'Muslims not helping cops'
2005-08-11 07:57
London - Muslims in Britain are not helping police weed out radical preachers promoting militancy and youngsters vulnerable to their extremism, Britain's top Muslim police officer told a newspaper.
Tarique Ghaffur, assistant commissioner of London's Metropolitan Police, told Thursday's Financial Times it could take "several years" for Muslim communities to participate in wider British society.
Ghaffur is responsible for community policing in the British capital, which was hit by four suicide bombers on July 7 who killed 52 innocent people, along with themselves, on the transport network.
The Met Police cover greater London and double as Britain's lead anti-terrorist force.
Following the July 7 blasts, Met commissioner Ian Blair called on Muslims in Britain to "find ways of identifying those preachers of hate and who they're talking to."
Ghaffur told the FT: "It isn't happening".
He said communities were unaware how to help the police, were in retreat from the "hostile" public reaction to the bombings and were unable to distinguish "the tipping point between right and wrong where hate becomes a criminal offence."
Ghaffur told the business daily he wanted mosques to become the focal point of local communities, but he was not averse to clamping down on "back-street mosques" if they proved to be centres of fomenting subversion.
He said mosques were magnets for communities in London with no ties to British society.
"The Somali community, frankly they have got no established roots, no sense of citizenship, no active youth diversion," he said.
Yasin Hassan Omar, suspected of attempting to blow up a subway train in the failed July 21 repeat attack on London, was Somali-born.

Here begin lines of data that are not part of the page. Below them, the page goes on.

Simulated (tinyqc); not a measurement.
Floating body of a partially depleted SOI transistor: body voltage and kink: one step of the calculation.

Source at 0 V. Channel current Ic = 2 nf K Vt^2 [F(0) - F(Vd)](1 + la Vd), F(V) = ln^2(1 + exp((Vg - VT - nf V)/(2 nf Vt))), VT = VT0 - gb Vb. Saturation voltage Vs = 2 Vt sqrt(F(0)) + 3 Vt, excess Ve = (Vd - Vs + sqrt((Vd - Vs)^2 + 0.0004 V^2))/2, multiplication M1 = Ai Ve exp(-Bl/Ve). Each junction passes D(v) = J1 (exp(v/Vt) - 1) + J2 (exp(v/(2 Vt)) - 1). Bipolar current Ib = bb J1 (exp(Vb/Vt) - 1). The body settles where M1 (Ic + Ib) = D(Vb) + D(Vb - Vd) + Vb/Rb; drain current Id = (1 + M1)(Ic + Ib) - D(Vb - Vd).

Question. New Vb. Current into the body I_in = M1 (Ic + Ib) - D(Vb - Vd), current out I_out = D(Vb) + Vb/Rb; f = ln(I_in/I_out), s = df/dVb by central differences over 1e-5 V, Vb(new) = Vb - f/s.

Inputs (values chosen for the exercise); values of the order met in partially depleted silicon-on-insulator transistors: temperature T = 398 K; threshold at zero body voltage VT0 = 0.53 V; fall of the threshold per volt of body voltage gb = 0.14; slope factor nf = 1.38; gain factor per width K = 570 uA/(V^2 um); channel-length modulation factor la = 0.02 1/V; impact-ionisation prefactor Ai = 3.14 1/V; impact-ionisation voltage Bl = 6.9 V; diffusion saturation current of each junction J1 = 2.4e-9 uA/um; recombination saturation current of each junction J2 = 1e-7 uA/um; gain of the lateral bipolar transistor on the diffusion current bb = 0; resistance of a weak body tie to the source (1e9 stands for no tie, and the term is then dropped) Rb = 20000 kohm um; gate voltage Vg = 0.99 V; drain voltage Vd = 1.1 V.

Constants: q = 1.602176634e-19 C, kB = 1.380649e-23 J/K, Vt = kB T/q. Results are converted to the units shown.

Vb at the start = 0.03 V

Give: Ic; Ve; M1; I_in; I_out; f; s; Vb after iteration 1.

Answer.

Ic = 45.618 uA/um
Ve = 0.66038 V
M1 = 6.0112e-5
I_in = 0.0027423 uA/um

Ghaffur said gaining understanding between the police and Muslim communities could take years.
"The reason is I don't think we?ve ever really reached out to these communities, to engage them previously. They are retreating into themselves in the face of hysterical and hostile public reaction, which has stigmatised communities.
"Many Muslims are proud to be British but many Muslims don't know how to deal with perceptions and procedures."